Have you ever hit a dry place in your walk with Christ? Maybe you’ve had some awesome moments of worship in the past, some spurts of spiritual growth, a few mountaintop highs . . . but you’ve reached a low point where it seems your prayers aren’t hitting the ceiling. Or maybe you’re too low to even voice a prayer.
Maybe you’re in the Valley of Baca.
Psalm 84 refers to the Valley of Baca. Baca can be translated as “weeping” and it was an arid, desert place on the way to Jerusalem (the place of peace). This is one of my favorite Psalms. Portions of it have been put to music and every time I read this chapter, the tune runs through my head and the content of the Psalm leads me to a sweet place of worship.
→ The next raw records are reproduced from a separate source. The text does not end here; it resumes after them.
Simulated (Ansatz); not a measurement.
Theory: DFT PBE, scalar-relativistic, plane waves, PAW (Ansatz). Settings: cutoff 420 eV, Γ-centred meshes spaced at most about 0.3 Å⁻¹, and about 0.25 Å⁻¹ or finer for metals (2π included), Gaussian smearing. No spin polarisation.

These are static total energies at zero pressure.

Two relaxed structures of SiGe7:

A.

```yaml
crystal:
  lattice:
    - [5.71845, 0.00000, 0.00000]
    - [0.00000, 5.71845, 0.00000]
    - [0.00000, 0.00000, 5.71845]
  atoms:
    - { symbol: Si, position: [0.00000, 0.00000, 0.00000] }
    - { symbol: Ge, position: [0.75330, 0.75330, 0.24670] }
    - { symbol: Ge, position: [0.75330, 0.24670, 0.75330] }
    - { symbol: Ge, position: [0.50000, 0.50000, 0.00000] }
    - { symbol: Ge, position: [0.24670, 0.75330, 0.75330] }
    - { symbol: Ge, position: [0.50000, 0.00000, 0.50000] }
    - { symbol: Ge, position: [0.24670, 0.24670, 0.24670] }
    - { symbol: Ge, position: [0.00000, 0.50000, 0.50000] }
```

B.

Psalm 84 was actually used as a praise song for those making the pilgrimage to Jerusalem to worship in the temple. My ESV study Bible footnote says:
The purpose of singing this Psalm is to cultivate that delight, to open the eyes and hearts of God’s people to the staggering privilege of being a welcome guest in God’s own house and to write deep into their souls the conviction that wickedness offers no reward that can even remotely compare to the joy and pleasure of God’s own house.
I love how Scripture often (VERY often) combines poetical, symbolic language with literal narrative. We can find principles to apply to our lives now in the symbolic metaphors and there are lessons we can learn from the literal historic events.
Refreshed in the Desert
As God’s people made pilgrimages to the temple in Jerusalem, they went through an arid region known as the Valley of Baca. But they made it a place of springs. They refreshed themselves—even in the desert.
I believe the key to finding refreshment in the Valley of Baca is found in the second verse of the Psalm:
“My soul longs, yes, faints for the courts of the Lord; my heart and flesh sing for joy to the living God.”
I’ve traveled through that desert region many times. Sometimes I’ve been stuck there for weeks. There is no more miserable place for a believer than to be wanting to hear from God, wanting to sense His presence, but feel lifeless and abandoned.
We may feel abandoned—but He never leaves or forsakes His own. We may feel lifeless, but He’s not a liar, and He doesn’t take back what He gives.
Sing for Joy to the Living God
You may be longing, even fainting, to be in His presence, to sense Him working . . . but you’re seeing nothing.
Take to heart this instruction: Sing for joy to the living God.
Move beyond what you feel, what you sense, beyond the parched desert, and make a spring of refreshment by literally singing praise to the living God.
You may not be a singer. It doesn’t matter. Crank up the car stereo, or plug in your ipod, lift up a sound of praise to God. Something supernatural happens when we’re in the hard places of despair and we sing to Him. I can’t explain it, but it’s a literal turning of my heart, a surge of joy occurs when I start singing out notes of true worship to Him.
My heart and soul are refreshed and I’m ready to plunge back into the journey. I’m strengthened to tackle what lies ahead, and so were the pilgrims traveling to Jerusalem:
“They go from strength to strength” (v. 7).
Are you needing some strength today? Needing some refreshment?
How about pausing now to sing your favorite worship song back to Him?